US 12,393,584 B2
Generating training data for a machine learning model that performs text-to-SQL
Octavian Popescu, Westchester, NY (US); Hangu Yeo, Westchester, NY (US); Vadim Sheinin, Yorktown Heights, NY (US); Irene Lizeth Manotas Gutiérrez, White Plains, NY (US); Ngoc Phuoc An Vo, Bronx, NY (US); and Elahe Khorasani, Yorktown Heights, NY (US)
Assigned to International Business Machines Corporation, Armonk, NY (US)
Filed by INTERNATIONAL BUSINESS MACHINES CORPORATION, Armonk, NY (US)
Filed on Aug. 31, 2023, as Appl. No. 18/240,835.
Prior Publication US 2025/0077517 A1, Mar. 6, 2025
Int. Cl. G06F 16/24 (2019.01); G06F 16/2453 (2019.01); G06N 20/00 (2019.01)

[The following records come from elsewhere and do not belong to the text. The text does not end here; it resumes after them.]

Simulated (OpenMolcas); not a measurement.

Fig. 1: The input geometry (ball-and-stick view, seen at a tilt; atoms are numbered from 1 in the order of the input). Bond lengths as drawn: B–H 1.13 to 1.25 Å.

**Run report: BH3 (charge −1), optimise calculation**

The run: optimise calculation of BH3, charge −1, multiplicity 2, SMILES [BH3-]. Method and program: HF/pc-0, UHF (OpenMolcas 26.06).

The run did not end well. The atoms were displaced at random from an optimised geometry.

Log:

CPC G06F 16/24544 (2019.01) [G06N 20/00 (2019.01)] 20 Claims
OG exemplary drawing
 
1. A method, comprising:
generating a first database from a second database by replacing a plurality of field names in the first database with significant names;
selecting a set of values from a plurality of fields of a table in the first database;
selecting at least one adverb or adjective for the set of values;
determining join paths for values in the set of values;
determining, using a processor, a structured query language (SQL) pattern based, at least in part, on at least one value in the set of values, the at least one adverb or adjective for the set of values, and the join paths for the set of values; and
storing the structured query language pattern to first training data configured, at least in part, for use in machine learning to train a text-to-SQL model, the text-to-SQL model comprising a first artificial neural network and configured to convert first natural language text to a first structured query language query;
selecting a second structured query language query;
identifying nouns in the second structured query language query;
inferring at least one verbal phrase for the nouns in the second structured query language query;
creating at least one natural language sentence from the at least one verbal phrase for the nouns in the second structured query language query;
creating at least one user sentence pattern from the at least one natural language sentence; and
storing the at least one user sentence pattern to the first training data,
wherein the first training data further is configured for use in machine learning to train a SQL-to-text model, the SQL-to-text model comprising a second artificial neural network and configured to convert the first structured query language query to second natural language text.